The Shark Is Still Working

The Legacy And Impact Of Jaws.

I was ten years old when I first saw Jaws. It had been re-released in the theaters and I begged my father to take me. When I walked out of the movie I was a different person, much the same way my seven-year-old self had been changed by Star Wars. Since then and for twenty-eight years I have been obsessed with Jaws. Not Jaws 2, 3 or 4 but the original masterpiece of man vs. fish. I have used any and all means at my disposal to learn all I could about how my favorite movie of all time was made.

When I first heard about The Shark Is Still Working: The Legacy And Impact Of Jaws I had my trepidations.  There has been so much done over the more than three decades since the film’s release that I just didn’t see how anyone could add that much more meat to the stew. After seeing the film I was amazed at how wrong I was. Not just kind of off the mark but utterly and completely wrong.

The Shark Is Still Working masterminds James Gelet, Erik Hollander, Jake Gove and J. Michael Roddy have made the indispensable all consuming look at everything having to do with Jaws. Let me set your mind at ease, this isn’t some rinky dink fan film filled with boring stories and stock footage, this is the bible of how Jaws was made much the same way Heart Of Darkness was for Apocalypse Now.

Everybody is in this movie, and I mean everybody. It wasn’t enough for the filmmakers to get director Steve Spielberg or main players Richard Dreyfuss and Roy Scheider (who also narrates the movie). These guys weren’t even satisfied with the co-stars, the producers, the technical crew or even Jaws author Peter Benchley. Nope, this gaggle of Jaws-fans-cum-documentarians scoured the earth to find anybody who was even slightly in or involved with the film.

Want the grown up kids who played Michael and Sean Brody, they’re in there. The local Martha’s Vineyard fisherman who inspired Robert Shaw’s character Quint, he’s in there. Deputy Hendricks, Alex Kitner, the guys who caught the shark that wasn’t the great white, every single last one of them is in there. Alongside of the cast and crew are some of the biggest names in Hollywood talking about Jaws. Robert Rodriguez, Kevin Smith, M. Night Shyamalan, Tom Savini, Bryan Singer the list is endless, all talking about how Jaws basically inspired them to get into movies.

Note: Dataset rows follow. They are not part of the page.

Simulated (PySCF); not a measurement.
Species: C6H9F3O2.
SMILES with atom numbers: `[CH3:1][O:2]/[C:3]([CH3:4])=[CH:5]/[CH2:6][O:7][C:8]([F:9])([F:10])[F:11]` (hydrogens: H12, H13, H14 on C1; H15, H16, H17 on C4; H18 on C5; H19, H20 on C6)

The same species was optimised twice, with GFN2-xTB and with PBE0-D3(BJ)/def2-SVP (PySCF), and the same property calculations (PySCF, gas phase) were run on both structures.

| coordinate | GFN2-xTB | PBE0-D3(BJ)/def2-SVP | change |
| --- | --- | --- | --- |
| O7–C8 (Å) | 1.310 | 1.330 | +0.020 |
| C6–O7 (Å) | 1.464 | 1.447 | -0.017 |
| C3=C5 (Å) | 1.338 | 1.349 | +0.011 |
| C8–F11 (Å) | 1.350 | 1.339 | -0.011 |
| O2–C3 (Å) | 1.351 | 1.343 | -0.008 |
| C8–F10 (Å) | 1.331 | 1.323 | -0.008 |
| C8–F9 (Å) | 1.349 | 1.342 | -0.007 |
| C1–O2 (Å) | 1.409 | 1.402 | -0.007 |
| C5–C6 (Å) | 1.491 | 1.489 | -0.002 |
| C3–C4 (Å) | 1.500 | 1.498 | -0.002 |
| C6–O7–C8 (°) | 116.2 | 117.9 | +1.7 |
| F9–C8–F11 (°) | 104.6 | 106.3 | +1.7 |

Outside of the revelry and stories what makes The Shark Is Still Working so different than anything else ever done on Jaws is that it isn’t a “Making Of”. Don’t get me wrong; the first part of the documentary delves deep into how the film was put together. It covers the shark not working, the creative direction Spielberg had to take due to his lack-of-shark issues. You hear the stories from Dreyfuss and Scheider, Production Designer Joe Alves, Cinematographer Bill Butler, and every one else who had anything to do with making Jaws. However that’s just a small part of the documentary.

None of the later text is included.